Southern Mongolia: Repression and Harassment of Activists
On October 15, 2015, Mr. Uiles, son of the Mongolian dissident Mr. Hada, who had been imprisoned for 19 years, was taken away by police in western Southern (Inner) Mongolia’s Bogot City (“Bao Tou Shi” in Chinese) after being beaten bloody. Later on the same day, Uiles was placed under a 10-day detention on a charge of “obstructing official business.”
Ms. Xinna, mother of Uiles, told the Southern Mongolian Human Rights Information Center (SMHRIC) that on the morning of October 15, 2015, she, Uiles, and her mother Ms. Hanshuulan, were talking together as they took a walk near Hanshuulan’s residence. A State Security agent followed them closely and listened to their conversation.
“I asked him to stop following us. Not only did he refuse to distance himself, but he approached even closer and started cursing at us,” Xinna told SMHRIC via a voice message. “My son Uiles also asked him not to follow us. He started punching and kicking Uiles.”
Xinna described the scene: “Uiles resisted the physical assault and defended himself. Physically fit and professionally trained, the agent beat my son until he was bleeding from his hands and elbows.”
Xinna said she was also beaten by the State Security agent as she tried to protect her son from the assault and attempted to pick up his sunglasses, which were smashed on the ground during the altercation.
“Shortly later, a police vehicle from the Bogot City Qing Shan District Public Security Bureau arrived on the scene and forcibly took my son away,” Xinna told SMHRIC.
Both the “Notice to Family of the Summoned” and “Notice to Family of the Detainee,” issued by the Qing Shan District Public Security Bureau, state that the Bureau summoned and detained Uiles for “obstructing official business” in accordance with Article 50 of “The People’s Republic of China Public Security Administration Punishment Act.”

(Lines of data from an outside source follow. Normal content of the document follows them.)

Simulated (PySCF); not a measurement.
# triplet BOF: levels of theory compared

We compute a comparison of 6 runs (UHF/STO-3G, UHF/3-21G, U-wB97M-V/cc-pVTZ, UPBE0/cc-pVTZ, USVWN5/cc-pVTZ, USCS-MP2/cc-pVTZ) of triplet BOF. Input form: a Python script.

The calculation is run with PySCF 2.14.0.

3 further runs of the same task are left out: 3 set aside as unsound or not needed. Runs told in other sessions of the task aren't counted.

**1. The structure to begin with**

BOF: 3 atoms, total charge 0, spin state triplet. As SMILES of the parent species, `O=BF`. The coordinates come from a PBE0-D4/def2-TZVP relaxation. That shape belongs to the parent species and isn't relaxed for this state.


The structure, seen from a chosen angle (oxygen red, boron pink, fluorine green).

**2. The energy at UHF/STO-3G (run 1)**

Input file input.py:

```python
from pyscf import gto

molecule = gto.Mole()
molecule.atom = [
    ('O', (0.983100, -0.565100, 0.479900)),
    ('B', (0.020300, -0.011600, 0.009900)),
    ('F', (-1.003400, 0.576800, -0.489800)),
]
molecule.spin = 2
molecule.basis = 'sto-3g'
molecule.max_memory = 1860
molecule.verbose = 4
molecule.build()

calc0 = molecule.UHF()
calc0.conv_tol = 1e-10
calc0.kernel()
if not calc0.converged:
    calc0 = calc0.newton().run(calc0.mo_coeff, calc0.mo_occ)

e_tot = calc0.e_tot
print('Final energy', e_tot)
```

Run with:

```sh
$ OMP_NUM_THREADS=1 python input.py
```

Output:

The detention period is 10 days starting October 15, 2015. Currently Uiles is held at the Bogot City No.1 Administrative Detention Center, according to the “Notice to Family of the Detainee” issued to Xinna.
“This is nothing but a continuation of the persistent harassment and persecution against my family that started almost 20 years ago, when my husband, Hada, was arrested and imprisoned for defending the rights of the Southern Mongolians,” Xinna said, expressing her strong criticism of the Chinese authorities’ heavy-handed policy in the region.
In Hohhot, capital of Southern Mongolia, Hada also protested against the authorities’ brutal treatment and arbitrary detention of Uiles.
“Today I went to the Autonomous Region Party Committee and the Autonomous Region Public Security Bureau, and demanded the immediate release of my son,” Hada told SMHRIC in a written statement.
“The police beat up and injured my son before placing him under detention. My wife was also beaten. I urge the authorities to release my son immediately and unconditionally; I urge them to bring those police who were engaged in these criminal acts to justice,” Hada said in another written statement and identified himself as “Uiles’ father, who had been imprisoned unjustly for 19 years.”
In 1995, Hada was arrested and later sentenced to 15 years in prison on charges of “splitting the country and engaging in espionage.” On December 10, 2010, he completed his full prison term. Yet, not only did the Chinese authorities refuse to free him, they placed him under another 4 years of extrajudicial detention in a “black jail” in suburban Hohhot.
His wife, Xinna, was arrested on December 4, 2010, on a trumped-up charge of “involvement in illegal business,” referring to her Mongolian Studies Bookstore. In April 2012, she was sentenced to 3 years in jail with 5 years reprieve on the same charge.
On December 5, 2010, Uiles was arrested for “illegal drug possession.” After nearly a year of detention, he was discharged but was placed under “residential surveillance,” a form of house arrest.
In 2002, the then 17-year-old Uiles was arrested and sentenced to 2 years in prison for another trumped-up case of “involvement in robbery.”